Friday, October 8 was my grandfather’s birthday. He turned 93 years old. And it was not even written down on my calendar.
I often refer to my grandfather as my “dad’s dad” just because I have no relationship with him. I can remember 3 or 4 times of having any contact with him during my life. My kids talk to their grandparents more in one month than I have in a lifetime. He is simply a stranger to my journey. I don’t know him.
My dad, on the other hand, has completely reframed what the Hemphill name now means. A new legacy is being formed. When a father pioneers a new path, a son is able to walk down a trail with a few less scars and a lot more freedom.
Last week, though, I saw more deeply into my father’s journey and heart. I learned something that I never knew before. And it happened on my grandfather’s birthday.
My dad decided, against many internal objections, to call his dad and wish him a happy birthday. With little to no relationship in place, it was a risky decision. How would the call turn out? Would he get a stale conversation and hang up with more regrets? Would it even be worth the effort and call? With questions filling his heart, he took his phone and dialed the number.
After a fairly “normal” conversation and birthday wishes, the phone call was about to end. Suddenly, the words came out of my grandfather’s mouth, “Carl, I love you.” And a thick pause filled the air. Words that had never been spoken in my dad’s 69 years were suddenly uttered from his father’s lips. He returned his love and the phone call ended.
What happens to a man who has gone nearly 70 years without hearing the words, “I love you” from his father? A part of him wanted to deny it and run. Another part of his heart melted at the thought of receiving those words. Granted, the words were certainly not backed up with a life of fathering. But they were still important for him to hear.
Later that day, in talking with my dad, I was struck with something about their conversation. I said, “Dad, I just wonder if your father was not even aware of what he said. Maybe your true Father gave you a special gift and delivered it through the lips of your earthly dad. Receiving these words does not discount the years of fatherlessness but it embraces God’s heart toward you.”
Some of you have my dad’s story while others have my story.
Some have been abandoned, hurt, wounded, and neglected by their earthly fathers. Whether by physical absence or just a checked-out existence, your father was not there for you. This leaves a deep hole in a person’s heart. It is wrong. It hurts. And it deeply affects who you are today and how you relate to God as Father.

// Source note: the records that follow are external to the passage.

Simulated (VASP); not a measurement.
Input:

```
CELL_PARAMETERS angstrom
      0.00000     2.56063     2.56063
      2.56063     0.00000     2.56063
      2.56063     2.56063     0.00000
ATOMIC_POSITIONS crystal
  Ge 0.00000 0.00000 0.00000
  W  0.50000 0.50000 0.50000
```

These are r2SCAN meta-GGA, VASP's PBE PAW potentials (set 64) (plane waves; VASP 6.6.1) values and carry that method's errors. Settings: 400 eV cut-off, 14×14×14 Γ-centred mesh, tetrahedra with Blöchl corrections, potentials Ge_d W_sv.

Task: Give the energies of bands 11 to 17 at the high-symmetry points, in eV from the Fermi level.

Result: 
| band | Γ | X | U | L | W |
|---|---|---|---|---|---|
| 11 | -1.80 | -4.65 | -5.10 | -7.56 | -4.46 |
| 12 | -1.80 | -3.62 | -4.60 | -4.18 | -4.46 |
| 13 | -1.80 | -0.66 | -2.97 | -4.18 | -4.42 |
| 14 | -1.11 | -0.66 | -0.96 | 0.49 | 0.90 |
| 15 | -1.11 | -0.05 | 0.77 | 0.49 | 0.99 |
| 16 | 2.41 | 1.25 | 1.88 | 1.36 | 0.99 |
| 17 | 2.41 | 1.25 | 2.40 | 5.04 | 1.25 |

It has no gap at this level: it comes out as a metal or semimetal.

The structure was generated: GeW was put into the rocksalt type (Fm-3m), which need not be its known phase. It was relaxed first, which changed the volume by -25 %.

Others, more like my story, have been able to walk down a trail pioneered through the heart of your earthly dad. He was certainly not perfect but he was present. In the midst of his imperfections, you were able to enjoy being the “apple of your daddy’s eye.”
Whatever father-path you have been on, there is one thing that remains true for all of us. Our earthly fathers have a profound effect on our present-tense lives. A lot of how we relate to God has been shaped through this key character in our stories.
We work with a lot of people in a one-on-one relationship…we call it spiritual direction. One of the primary places that we are eyewitness to God’s work of healing and freedom relates to father-wounds. It takes some work and effort on your part but it is worth the risk. As Dallas Willard said, “Grace is opposed to earning but not to effort.” You have a role to play in welcoming the healing work of Christ into your hearts.
If reading this has stirred something…carve out some time to be alone and wrestle with a few questions…
*Describe your earthly father with 5 words…the first 5 that come to mind.
*What words do you wish that you could have heard from your dad?
*What would you have liked to have experienced with him?
*What “hole in your heart” still exists from the brokenness of this relationship?
*If God is fathering you right now, why would He be taking you back into these wounds and this relationship? Ask Him…what is He up to?
If we can be of any help in the process…let us know. For now, know that you are deeply loved and in process of being fathered by God.